Saturn is the second largest planet in the Solar System. Like the other gaseous outer planets – Jupiter, Uranus and Neptune – it has an atmosphere made up mostly of hydrogen and helium. Saturn’s distinctive, bright rings are made up of ice and rock particles ranging in size from grains of sand to a freight container. More moons of greater variety orbit Saturn than any other planet. The saturnian satellites range in size from small asteroid-size bodies to the aptly named Titan, which is the second largest moon of the Solar System (after Jupiter's Ganymede) and is larger than the planet Mercury.

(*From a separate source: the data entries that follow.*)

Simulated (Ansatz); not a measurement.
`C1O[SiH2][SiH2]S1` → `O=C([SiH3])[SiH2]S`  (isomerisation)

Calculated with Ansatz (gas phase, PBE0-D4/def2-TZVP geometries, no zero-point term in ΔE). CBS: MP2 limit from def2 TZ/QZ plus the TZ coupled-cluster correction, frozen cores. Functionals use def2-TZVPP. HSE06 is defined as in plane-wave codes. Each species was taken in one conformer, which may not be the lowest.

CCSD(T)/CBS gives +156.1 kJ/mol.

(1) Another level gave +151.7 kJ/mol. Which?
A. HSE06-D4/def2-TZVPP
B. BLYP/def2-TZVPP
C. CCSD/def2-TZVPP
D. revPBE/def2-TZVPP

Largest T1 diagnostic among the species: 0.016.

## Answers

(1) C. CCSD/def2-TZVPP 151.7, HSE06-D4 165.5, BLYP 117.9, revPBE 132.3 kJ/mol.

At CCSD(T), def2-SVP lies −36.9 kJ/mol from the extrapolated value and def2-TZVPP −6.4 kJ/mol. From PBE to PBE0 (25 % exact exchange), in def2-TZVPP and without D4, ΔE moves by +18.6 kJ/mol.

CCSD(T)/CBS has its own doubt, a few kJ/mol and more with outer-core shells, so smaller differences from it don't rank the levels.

Titan is a fascinating world because its thick nitrogen atmosphere is very rich in organic compounds which are constantly reacting. If found on a planet with Earth-like conditions, the presence of these compounds would be a possible sign of the existence of life. In fact, very little was known about the surface of Titan when Cassini-Huygens was launched. Scientists speculated that Huygens would find lakes or even oceans of a mixture of liquid ethane, methane and nitrogen: Huygens landed on Titanian mud wet in methane, and later radar observations by Cassini confirmed the presence of seas and lakes of liquid methane or ethane on the surface.

Cassini and Huygens have produced a string of remarkable discoveries about Saturn's magnificent rings, its amazing moons, its dynamic magnetosphere and about Titan's surface and atmosphere. Some of the mission’s highlights so far include the discovery that Titan is an Earth-like world where methane plays the role of water, and that the small moon Enceladus has hot-spots at its south pole, sources of geysers that spew out ice crystals and the evidence of liquid water beneath its surface.

The Cassini-Huygens mission is named after two 17th century European astronomers. The Dutch astronomer Christiaan Huygens (1629-1695) discovered Saturn's rings and Titan. A few years later the French-Italian Astronomer Jean-Dominique Cassini (1625-1712) discovered Saturn’s four other major moons: Iapetus, Rhea, Tethys and Dione. He also discovered that Saturn’s rings are split largely into two parts by a narrow gap, known since as the 'Cassini Division'.


The 12 scientific instruments on board the Cassini orbiter are conducting in-depth studies of the planet, its moons, rings and magnetic environment. The six instruments on the Huygens probe, which was dispatched from Cassini during its third orbit of Saturn on 25 December 2004 and eventually landed on the surface on 14 January 2005, have provided the first direct sampling of Titan’s atmospheric chemistry and the first metre-sized resolution photographs of its hidden surface. Huygens performed a detailed in situ study of Titan's atmosphere. It also characterised the surface along the descent ground track and near the landing site. Studying the complex organic chemistry at work on Titan may provide clues as to how life began on Earth.

Some selected questions addressed by the original mission:

  • Mysteriously, Saturn emits 87% more energy than it absorbs from sunlight. What is the source of heat inside Saturn that produces the excess energy?
  • Where do Saturn’s rings originate from?
  • Where do the subtle colours in the rings come from?
  • Are there any other moons to discover?
  • Why does the moon Enceladus have such an abnormally smooth surface? Has it recently melted, erasing the craters?
  • What is the origin of the dark organic material covering one side of the moon Iapetus?
  • Which chemical reactions occur in Titan’s atmosphere?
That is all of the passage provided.